Best albums Of 2017 #7 Elder – Reflections Of A Floating World

Of all of music’s diverse genres, heavy metal remains one of the most impenetrable to outsiders. Possibly the most unreconstructed in form, the hermetic seals of progress on it are supposedly unbroken, in part as the result of a clannish devotion kept by fans who it’s orthodoxly thought revel in other’s perceptions of their extremity and scorched-earth anticultural values.

Because of this thick boundary it feels even harder for the layperson to break into any of the movement’s anonymous, seemingly infinite micro scenes, cabals that have sprung up around differing belief systems, tempo, geography and in a few cases personal politics. The result is that often when you’re cruising around your streaming platform of choice and something new and interesting comes up (Rope Sect’s eldritch Personae Ingratae for instance) it can seem like trespassing or voyeurism just to listen without having first undertaken some arcane rite of initiation.

Elder are a trio from Boston, Ma. who like many of their contemporaries had little or no public profile before the release of Reflections Of A Floating World: metal in the 21st century has been subject to so much ridicule by the mainstream you suspect this is how they like it. This hate will almost certainly mean that the extraordinary record they’ve made won’t receive the attention it deserves – outside of the little knot of scribes who keep metal’s articles of faith – a failure which will be something of a minor travesty, because heads up, it isn’t what many people would have you believe it to be.

Or perhaps superficially it is. At over an hour long and with most of it’s songs lasting more than ten minutes, it could be cheaply bracketed with the rest of a sleepy fork in the oeuvre’s road known as stoner rock; here Black Sabbath are kings, fuzz pedals and spliffs are the weapons of choice and the pace is often funereal. Reflections Of A Floating World will doubtless please those who inhale that brand, singer Nicholas DiSalvo doing a more than passable Ozzy-in-robes impression when called upon. He and his bandmates are also incredibly proficient on a technical level – although this seems to be a minimum requirement in these circles – but I say again, whilst the tropes are rich, the results are very much not as expected.
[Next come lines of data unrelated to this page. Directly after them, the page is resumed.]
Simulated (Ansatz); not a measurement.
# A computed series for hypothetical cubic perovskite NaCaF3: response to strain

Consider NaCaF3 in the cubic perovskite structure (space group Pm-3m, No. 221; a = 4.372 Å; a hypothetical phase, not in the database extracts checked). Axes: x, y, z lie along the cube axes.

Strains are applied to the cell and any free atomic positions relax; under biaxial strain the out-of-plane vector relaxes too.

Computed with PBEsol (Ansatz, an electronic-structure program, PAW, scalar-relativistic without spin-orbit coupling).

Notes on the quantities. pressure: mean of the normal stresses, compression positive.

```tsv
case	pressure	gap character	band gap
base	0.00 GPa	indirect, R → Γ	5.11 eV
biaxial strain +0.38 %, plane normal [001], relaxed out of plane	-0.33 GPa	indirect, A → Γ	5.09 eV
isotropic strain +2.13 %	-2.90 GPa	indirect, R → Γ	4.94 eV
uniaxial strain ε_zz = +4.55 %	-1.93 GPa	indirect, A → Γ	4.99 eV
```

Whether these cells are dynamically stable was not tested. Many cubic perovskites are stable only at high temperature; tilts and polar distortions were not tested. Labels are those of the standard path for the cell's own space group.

The album’s title is well-chosen. Like how we see ourselves in the mirror, it’s songs sound different depending on how you address them, building and subsiding, switching mood and outlook – often mid stream –  whilst never falling into the trap of over indulging their core audience. True, lyrically it’s more than a little on the gnostic side; “Residuum amongst the stars, Fortuned sons of fractal eyes”, but words here about puppies or favourite snapchats wouldn’t just be wrong, they’d be virtually heretical against the backdrop of such a richly undulating musical canopy. This passage-within-a-passage configuration is what gives Reflections Of A Floating World is immense playability, as each tune reveals new facets with every repeated play. More impressive still is the speed with which it passes, as twelve minutes plus slips by over and over without the listener ever much noticing the advancing clock.

Reverent to it’s Alma mater’s core principles, this is a record that represents something of a maze, a journey which becomes more binding the longer you let it go on. It’s also a port of entry to a fascinating, textural world, one that shrugs off perceptions and sounds truly epic without bluster or ego. The keys to the castle are yours.